Monday, February 15, 2016

Red Lines: What Ever Happened to Syria's Chemical Weapons



Syria Did Not Declare All of Its Chemical Weapons - Armin Rosen 

In August 2014, the Obama administration declared that Syria's chemical stockpile had been destroyed.  However, on Feb. 9, 2016, U.S. Director of National Intelligence James Clapper told a Senate committee:
    

"We assess that Syria has not declared all the elements of its chemical weapons program to the Chemical Weapons Convention (CWC). Despite the creation of a specialized team and months of work by the Organization for the Prohibition of Chemical Weapons (OPCW) to address gaps and inconsistencies in Syria's declaration, numerous issues remain unresolved."

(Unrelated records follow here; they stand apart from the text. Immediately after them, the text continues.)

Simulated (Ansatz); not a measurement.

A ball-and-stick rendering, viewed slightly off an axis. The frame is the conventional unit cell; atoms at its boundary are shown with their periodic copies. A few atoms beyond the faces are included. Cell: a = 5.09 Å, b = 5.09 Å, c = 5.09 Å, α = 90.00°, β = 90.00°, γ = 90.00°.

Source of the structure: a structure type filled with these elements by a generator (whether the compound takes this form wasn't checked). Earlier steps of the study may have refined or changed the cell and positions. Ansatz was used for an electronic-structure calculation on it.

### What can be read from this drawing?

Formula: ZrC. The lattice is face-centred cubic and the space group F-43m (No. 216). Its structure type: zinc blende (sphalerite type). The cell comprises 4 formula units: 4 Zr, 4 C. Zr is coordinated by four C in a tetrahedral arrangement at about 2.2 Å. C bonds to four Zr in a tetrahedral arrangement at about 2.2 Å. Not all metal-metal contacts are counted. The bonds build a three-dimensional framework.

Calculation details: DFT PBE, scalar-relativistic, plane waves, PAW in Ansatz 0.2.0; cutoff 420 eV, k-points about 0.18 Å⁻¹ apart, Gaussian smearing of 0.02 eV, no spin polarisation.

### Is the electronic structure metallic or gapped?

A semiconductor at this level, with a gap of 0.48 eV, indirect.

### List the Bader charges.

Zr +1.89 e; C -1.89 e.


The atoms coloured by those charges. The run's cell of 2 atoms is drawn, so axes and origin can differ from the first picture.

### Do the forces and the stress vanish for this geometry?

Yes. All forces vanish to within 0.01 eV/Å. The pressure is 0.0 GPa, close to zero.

"Moreover, we continue to judge that the Syrian regime has used chemicals as a means of warfare since accession to the CWC in 2013."
(Business Insider)


ALSO ON SYRIA:

A Mini World War Rages in Aleppo, Syria - Liz Sly

In the northern Syrian province of Aleppo, a battle with global dimensions risks erupting into a wider war. Russian warplanes are bombing. Iraqi and Lebanese militias aided by Iranian advisers are advancing on the ground. An assortment of Syrian rebels backed by the U.S., Turkey, Saudi Arabia and Qatar are fighting back. Kurdish forces allied both to Washington and Moscow are extending Kurdish territories. The Islamic State has snatched a couple of small villages while all the focus was on the other groups.
 

The Aleppo offensive is affirming Moscow's stature as a dominant regional power. The advances by Shiite Iraqi and Lebanese militias are extending the sway of Iran far beyond the traditional Shiite axis of influence into Sunni areas of northern Syria. Almost all of the advances are being made by Lebanese Hizbullah, the Iraqi Badr Brigade, Harakat al-Nujaba and other Iraqi Shiite militias sponsored by Iran.
(Washington Post)


Israel Skeptical of Syria Ceasefire - Dan Williams

"The situation in Syria is very complex, and it is hard to see how the war and mass killing there are stopped," Israeli Defense Minister Moshe Ya'alon said in Munich. "Syria as we have known it will not be united anew in the foreseeable future, and at some point I reckon that we will see enclaves, whether organized or not, formed by the various sectors that live and are fighting there....As long as Iran is in Syria, the country will not return to what it was, and it will certainly find it difficult to become stable as a country that is divided into enclaves, because the Sunni forces there will not allow this."
   

Ram Ben-Barak, director general of Israel's Intelligence Ministry, told Israel's Army Radio: "Ultimately Syria should be turned into regions, under the control of whoever is there - the Alawites where they are, the Sunnis where they are....I can't see how a situation can be reached where those same 12% Alawites go back to ruling the Sunnis, of whom they killed half a million people there." An Assad victory in Aleppo, Ben-Barak said, "will not solve the problem because the battles will continue. You have ISIS there and the rebels will not lay down their weapons."